Washington. A small object called a “worship figurine” discovered in a cave in Germany in 1979 – made about 40,000 years ago by some of the first people to establish a distinctive culture in Europe – features intriguing sequences of marks and dots. Other objects produced by the same culture exhibit similar markings.

New research suggests that these markings on objects like this figurine, made of mammoth ivory and representing a lion-human hybrid creature, fall short of constituting written language.

However, its sequential use on these artifacts has been found to display properties similar to those of a writing that emerged much later in ancient Mesopotamia, around 3,300 BC, and which was a precursor to cuneiform writing, one of the oldest known forms of written language.

This suggests remarkable cognitive abilities for such an ancient people. The artifacts date from a time when our species was spreading across Europe, crossing the landscape in bands of hunter-gatherers, after leaving Africa and meeting our close relatives, the Neanderthals, along the way.

Researchers use the term “sign types” to describe these marks, which include notches, dots, lines, crosses, star shapes, and a few others.

The experts performed a computational analysis of their use in these artifacts to determine a characteristic called “information density,” a concept that refers to the amount of information transmitted per language unit, such as a syllable or, in this case, a sign.

“We could argue that these sequences of signs go beyond the decoration that was aesthetically pleasing to certain people. That is, our statistical results show that these signs were applied selectively and conventionally,” said linguist Christian Bentz of Saarland University in Germany.

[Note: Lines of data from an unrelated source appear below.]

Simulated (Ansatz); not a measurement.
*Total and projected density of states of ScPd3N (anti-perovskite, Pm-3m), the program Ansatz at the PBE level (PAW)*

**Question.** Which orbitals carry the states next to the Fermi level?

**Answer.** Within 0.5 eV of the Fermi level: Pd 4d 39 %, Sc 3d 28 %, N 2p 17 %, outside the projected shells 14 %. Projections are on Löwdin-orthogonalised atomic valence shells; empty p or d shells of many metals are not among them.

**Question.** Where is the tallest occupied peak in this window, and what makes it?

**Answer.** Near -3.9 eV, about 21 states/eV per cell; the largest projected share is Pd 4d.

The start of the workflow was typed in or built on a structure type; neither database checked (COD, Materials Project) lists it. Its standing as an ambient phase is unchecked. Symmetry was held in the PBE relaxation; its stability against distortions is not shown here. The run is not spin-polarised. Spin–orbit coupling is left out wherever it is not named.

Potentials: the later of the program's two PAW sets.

Bentz is the lead author of the research published in the scientific journal Proceedings of the National Academy of Sciences.

For example, crosses were found only on tools and animal figurines, but not on human effigies.

The researchers analyzed more than 200 Stone Age artifacts that presented these signs, dated between about 43,000 and 34,000 years ago, from four rock caves in southwestern Germany associated with a culture called Aurignacian.